If you read enough tea blogs and keep up to date with developments on the tea scene via Steepster and the /r/tea subreddit then you could hardly fail to notice that UK based tea vendor What-cha has a growing reputation for excellent teas and superb customer service.
I’ve already posted about 2 of their wonderful range of teas – a Sen Zhi Kui Kokang Raw Dark Tea and the Jingmai Unroasted Oolong.
As regular readers will already know, I’m always on the lookout for new shou Pu-erhs to try, and so when I saw this little beauty there was not a second’s hesitation in throwing it into my shopping cart. What-cha commissioned none other than Scott “Yunnan Sourcing” Wilson to produce this cake, and with Scott on-board you know you’re in safe hands.
This 2016 pressing is a 100g mini-beeng, which currently retails for a very reasonable £8.00 (US$9.83, €9.26).
The raw material for the cake was harvested in 2015, and comes from Yong De county, Lincang prefecture, Yunnan province. This is a blend of grade 1, 3, and 5 leaf – Pu-erh leaf grades refer to the size of the leaf, as Scott explains in this article on the Yunnan Sourcing blog.

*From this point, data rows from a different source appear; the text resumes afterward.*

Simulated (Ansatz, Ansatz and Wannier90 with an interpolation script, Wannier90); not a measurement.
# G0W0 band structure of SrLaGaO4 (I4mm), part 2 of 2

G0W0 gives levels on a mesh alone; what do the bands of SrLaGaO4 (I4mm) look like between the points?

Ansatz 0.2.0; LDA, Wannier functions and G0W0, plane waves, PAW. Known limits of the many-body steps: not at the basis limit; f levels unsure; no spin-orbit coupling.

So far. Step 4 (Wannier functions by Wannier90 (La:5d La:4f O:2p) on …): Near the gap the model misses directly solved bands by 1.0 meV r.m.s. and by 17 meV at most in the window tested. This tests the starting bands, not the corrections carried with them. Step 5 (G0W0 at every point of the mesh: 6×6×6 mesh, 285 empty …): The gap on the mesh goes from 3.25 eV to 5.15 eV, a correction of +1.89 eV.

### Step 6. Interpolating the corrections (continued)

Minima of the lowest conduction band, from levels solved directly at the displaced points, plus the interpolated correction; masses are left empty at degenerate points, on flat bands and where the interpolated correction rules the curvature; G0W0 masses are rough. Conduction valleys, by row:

I have to say that this was the prettiest shou beeng I have laid eyes on! Many of them tend to be rather uninspiring to look at no matter how tasty they brew up, but this cake was the exact opposite, and as a result I couldn’t wait to get stuck in with my pick and get steeping.
This was a fairly lightly compressed cake, and it was easy to open it up with my pu-erh pick and free off the 6 grams I wanted. Those leaves were dropped in a 150 ml gaiwan, and after the customary quick rinse with boiling water it was time to get brewing.
Post rinse the aroma coming off the wet leaves was like the condensed essence of an August afternoon at our summer house, hot granite cliffs and pine needles.
The first steeping was a 5 second one. When even such an initial, short infusion comes out super creamy and smooth with a rich taste of vanilla and sweet cherry then you now you’ve hit the shou jackpot!
The next set of infusions were each 5 seconds longer than the last, up until the 8th at 40 seconds. By the 3rd steeping the body had thickened up to the extent that the last few drops hung on to the lip of the gong dao bei like treacle running out of a jar.
By the 8th infusion the vanilla tone had faded a tad, and the sweet cherry taste had been switched out for an equally pleasant sour cherry that seemed more in balance with the vanilla.
The tea seemed to be running out of steam a bit, so I upped the steeping time of the next couple of rounds to 1 and 1½ minutes respectively. Although I felt that the tea still might have had more to give I was a bit short of time, so called a halt to the session at that point.
All in all this is a terrific little cake, and one that will always have a place open for it in my stash. Highly recommended.